Friday, June 17, 2011

LONLINESS AND WHAT TO DO....

The last few days have been tough.  I have been fighting back tears and  finally after the kids left with their Dad yesterday I just let the tears fall. This loneliness thing is quite profound. I think what I have been doing is trying to fill up my life with things to keep loneliness at bay.  That is a good idea for a little while.  But at some point you gotta address the pain.  You gotta acknowledge what it is and stop trying to mask it, hide from it, and ignore it.

As I stop and be still, I can see clearly that it really is loneliness and not just random depression.  I am lonely and I have to figure out how to handle this. I don't think I have been this in tuned to being lonely.  I have had moments of loneliness and have been able to just get passed it.  But this is more profound.  This is pervasive loneliness that reaches all areas of my life. I can no longer just rush to fill my time with activities and distractions trying to squash the feelings of loneliness.

So what's a woman to do? I don't know. I think I have to be with my feelings and allow them room to tell me what is happening.  I think I have to accept the fact that I am lonely and that I don't have to force myself to get over it.  I do have to move forward, but perhaps moving forward is being still.

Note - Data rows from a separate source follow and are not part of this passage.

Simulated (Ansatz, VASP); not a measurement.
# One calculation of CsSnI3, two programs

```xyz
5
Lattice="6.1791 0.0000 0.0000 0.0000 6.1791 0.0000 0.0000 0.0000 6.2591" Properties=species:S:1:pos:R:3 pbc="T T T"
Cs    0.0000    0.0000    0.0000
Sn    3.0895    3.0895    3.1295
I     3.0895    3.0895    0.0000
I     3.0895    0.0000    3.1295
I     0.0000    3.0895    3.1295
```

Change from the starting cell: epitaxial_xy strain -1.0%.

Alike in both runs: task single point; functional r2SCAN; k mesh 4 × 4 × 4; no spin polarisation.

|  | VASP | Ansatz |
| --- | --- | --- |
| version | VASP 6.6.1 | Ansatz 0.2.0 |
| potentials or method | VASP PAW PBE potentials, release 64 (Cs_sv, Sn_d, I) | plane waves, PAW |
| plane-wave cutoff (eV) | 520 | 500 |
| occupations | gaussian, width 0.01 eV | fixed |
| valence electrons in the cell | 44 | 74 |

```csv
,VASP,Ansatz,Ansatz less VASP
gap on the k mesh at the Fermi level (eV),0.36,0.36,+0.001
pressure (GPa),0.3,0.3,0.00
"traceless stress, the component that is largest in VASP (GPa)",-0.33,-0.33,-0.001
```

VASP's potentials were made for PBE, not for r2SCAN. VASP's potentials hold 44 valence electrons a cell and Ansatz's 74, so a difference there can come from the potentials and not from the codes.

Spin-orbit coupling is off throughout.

I do know that I have to give this my attention. And if I want a grand life, it requires that I address my pain.  I also know that I am resilient and have come too far to be derailed.

3 comments:

Big Mark 243 said...

Let the momentum pull you through... you don't have to 'do' as much as you should simply 'be'. The way is there and you know it, so continue on your path.

Kwana said...

This is where I was last week.
And after I grieved and allowed myself to feel what I was feeling.
I shifted focus..... to all I had to be thankful for, even without a life lover, friend, companion, husband. I find that this helped me move past the grief that sometimes accompanies lonely.

Babz Rawls Ivy said...

Big Mark 243,
Sage, wise words indeed.

Kwana,
My natural instinct is to shift focus. But I think this time I am going to have to be in the moment with my loneliness...really feel it, explore it and make space for it.